DOHA, Qatar (AP) -- Ukraine's president made a surprise video appearance Saturday at Qatar's Doha Forum, calling on the energy-rich nation and others to boost their production to counteract the loss of Russian energy supplies.
Volodymyr Zelenskyy called on the United Nations and world powers to come to his aid, as he has in a series of other addresses given around the world since the start of the war Feb. 24. He compared Russia's destruction of the port city of Mariupol to the Syrian and Russian destruction wrought on the city of Aleppo in the Syrian war.
"They are destroying our ports," Zelenskyy said. "The absence of exports from Ukraine will deal a blow to countries worldwide."
The loss of Ukrainian wheat already has worried Mideast nations like Egypt, which rely on those exports.
Zelenskyy called on countries to increase their exports of energy -- something particularly important as Qatar is a world leader in the export of natural gas. Western sanctions have deeply cut into Russian exports, which are crucial for European nations.
Also on hand was Saudi Foreign Minister Prince Faisal bin Farhan, the top diplomat for the world's biggest oil exporter. Saudi Arabia so far has said it would stick with an OPEC+ production schedule the cartel struck with Russia and other producers. The kingdom also said it wouldn't be responsible for higher prices as it deals with attacks from Yemen's Houthi rebels amid its yearslong war in the Arab world's poorest country.
Zelenskyy criticized Russia for what he described as threatening the world with its nuclear weapons, raising the possibility of tactical nuclear weapons being used on the battlefield.
"Russia is deliberating bragging they can destroy with nuclear weapons, not only a certain country but the entire planet," Zelenskyy said.
He also noted that Muslims in Ukraine would have to fight during the upcoming holy fasting month of Ramadan.
"We have to ensure this sacred month of Ramadan is not overshadowed by the misery of people in Ukraine," he said.
Qatar's ruling emir meanwhile criticized Israel for its treatment of Palestinians over the last 70 years, urging the world to stand against a growing global militarization that found its peak in Russia's ongoing war on Ukraine.
Sheikh Tamim bin Hamad Al Thani sought to draw a line between anti-Semitism and the ability to criticize Israel for occupying lands that Palestinians hope to have a state of their own. Sheikh Tamim's comments come as Bahrain and the United Arab Emirates in 2020 regularized diplomatic relations with Israel.
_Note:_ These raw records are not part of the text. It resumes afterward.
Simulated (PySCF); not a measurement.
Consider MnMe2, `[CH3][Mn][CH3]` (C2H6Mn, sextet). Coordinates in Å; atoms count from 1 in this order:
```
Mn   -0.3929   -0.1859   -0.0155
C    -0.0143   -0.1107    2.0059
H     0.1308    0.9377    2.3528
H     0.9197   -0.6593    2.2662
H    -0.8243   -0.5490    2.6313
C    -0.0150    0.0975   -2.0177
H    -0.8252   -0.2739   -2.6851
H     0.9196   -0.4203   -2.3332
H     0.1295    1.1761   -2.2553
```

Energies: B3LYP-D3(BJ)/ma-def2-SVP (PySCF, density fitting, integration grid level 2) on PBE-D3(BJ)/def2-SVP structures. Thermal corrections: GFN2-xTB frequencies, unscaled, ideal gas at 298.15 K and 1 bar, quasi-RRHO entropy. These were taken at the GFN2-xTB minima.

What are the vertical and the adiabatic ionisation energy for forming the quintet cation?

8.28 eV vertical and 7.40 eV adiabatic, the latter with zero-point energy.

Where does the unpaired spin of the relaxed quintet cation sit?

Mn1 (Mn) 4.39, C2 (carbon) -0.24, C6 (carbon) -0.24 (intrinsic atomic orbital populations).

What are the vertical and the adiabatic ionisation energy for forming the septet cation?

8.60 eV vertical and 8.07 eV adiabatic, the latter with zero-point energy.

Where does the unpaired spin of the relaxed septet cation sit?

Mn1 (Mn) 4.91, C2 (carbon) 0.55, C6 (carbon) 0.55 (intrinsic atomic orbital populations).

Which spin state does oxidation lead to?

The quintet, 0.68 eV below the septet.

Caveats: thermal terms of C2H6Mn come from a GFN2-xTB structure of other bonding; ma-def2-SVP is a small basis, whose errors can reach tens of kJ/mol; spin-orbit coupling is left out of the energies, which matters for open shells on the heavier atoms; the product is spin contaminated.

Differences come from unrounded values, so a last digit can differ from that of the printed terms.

"It is noteworthy here that the accusation of anti-Semitism is now used wrongly against everyone who criticizes Israel's policies, and this impinges on the struggle against racism and actual anti-Semitism," Sheikh Tamim said at the start of the forum.
"While stressing solidarity, I would like in this context to remind of the millions of Palestinians who have been suffering from the Israeli occupation and international neglect for more than seven decades," he added. "Similarly, there are a lot of other people, such as the Syrian people and the Afghan people, for whom the international community has failed to render justice."
The Israeli Foreign Ministry didn't immediately respond to a request for comment. It was Saturday, the Jewish day of rest, when government offices are closed.
However, Israel and Qatar have discussed reducing tensions in the Hamas-controlled Gaza Strip. Qatar, which supports Islamist groups across the region, has stepped in to provide humanitarian aid, including cash-filled suitcases shipped to Gaza with Israel's permission.
Qatar's support of Islamists saw it become the target of a yearslong boycott by four Arab nations -- Bahrain, Egypt, Saudi Arabia and the UAE -- during President Donald Trump's time in office. That boycott ended just before President Joe Biden took office in 2021.
U.S. Sen. Lindsey Graham, a Republican from South Carolina on hand for the forum, praised the event for having the top diplomats of Saudi Arabia and Qatar sharing a stage as a sign that "the embargo is over."
However, he noted what he described as a Saudi and Emirati reluctance to condemn Russia over its war on Ukraine. He said he hoped the Russian people would rise up against Vladimir Putin and have "a change in the regime" as "they have a very dead future" with the way things stood now.
"What you've seen on your televisions, like all of us, is war crimes on an industrial scale," Graham said. "The question for the world is: Can that be forgiven? Can we be the world we want to be and let Putin get away with this? The answer for me is no."